What a day to step softly or gently cast a fly upon the moving waters. The Waitahanui river is a fly fisher's dream and our idea of a perfect walk. We got lost in the reserve each time we entered.
The original Waitahanui Lodge (we're staying in the 1950s version) was built in 1932 on 2.5 acres by ex-pat Englishman Fred Fletcher. He and his family worked from dawn until dark in the middle of winter to get the lodge up.
In those days, the trout being caught here often weighed more than 20 pounds.
The old weatherboard lodge consisted of a dining room, kitchen, living room, and sleeping for nine, no electricity or running water, but most certainly a smokehouse to smoke trout and also to cure wild pork and venison.
In the early days there was no limit on the catch and word soon got out. Before long people from around NZ and the world came to stay, including diplomats and English royalty (who, it has been noted, were treated just the same as everyone else). In the 1950s, the lodge was rebuilt into individual units, still spartan by today's standards.
Look at the clarity of this water.
We walked the dreamy river on each of the three mornings we awoke here, occasionally speaking to the fishers, women and men skilled at arcing a line elegantly across the sky. More on the fishing here.
The reserve is just across the street from our small space, where we've awakened to the sound of waves each day.

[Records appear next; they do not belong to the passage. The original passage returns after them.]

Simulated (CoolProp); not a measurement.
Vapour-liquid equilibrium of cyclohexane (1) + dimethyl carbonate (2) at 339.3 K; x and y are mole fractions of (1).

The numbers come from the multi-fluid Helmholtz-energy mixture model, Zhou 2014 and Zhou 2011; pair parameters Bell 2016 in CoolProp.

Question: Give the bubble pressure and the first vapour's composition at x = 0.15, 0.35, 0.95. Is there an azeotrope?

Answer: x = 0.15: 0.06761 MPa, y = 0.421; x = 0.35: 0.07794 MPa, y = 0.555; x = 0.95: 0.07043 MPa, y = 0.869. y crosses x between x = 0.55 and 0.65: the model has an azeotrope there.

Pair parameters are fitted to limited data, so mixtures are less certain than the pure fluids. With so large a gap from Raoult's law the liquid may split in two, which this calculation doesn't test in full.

Self-contained accommodation is common here and includes a kitchen and bathroom. I wrangled that oven-top electric range at left until we got meals from it.
Last night Art grilled on the gas grill just outside our door. We wanted burgers.
Here's a curious product, ground coffee in bags, kind of like tea. These came with the room so I tried them and was as underwhelmed with the result as I was in 2019.
It's summer's end and tomatoes are still decent, though not unsprayed. The meat was delectable.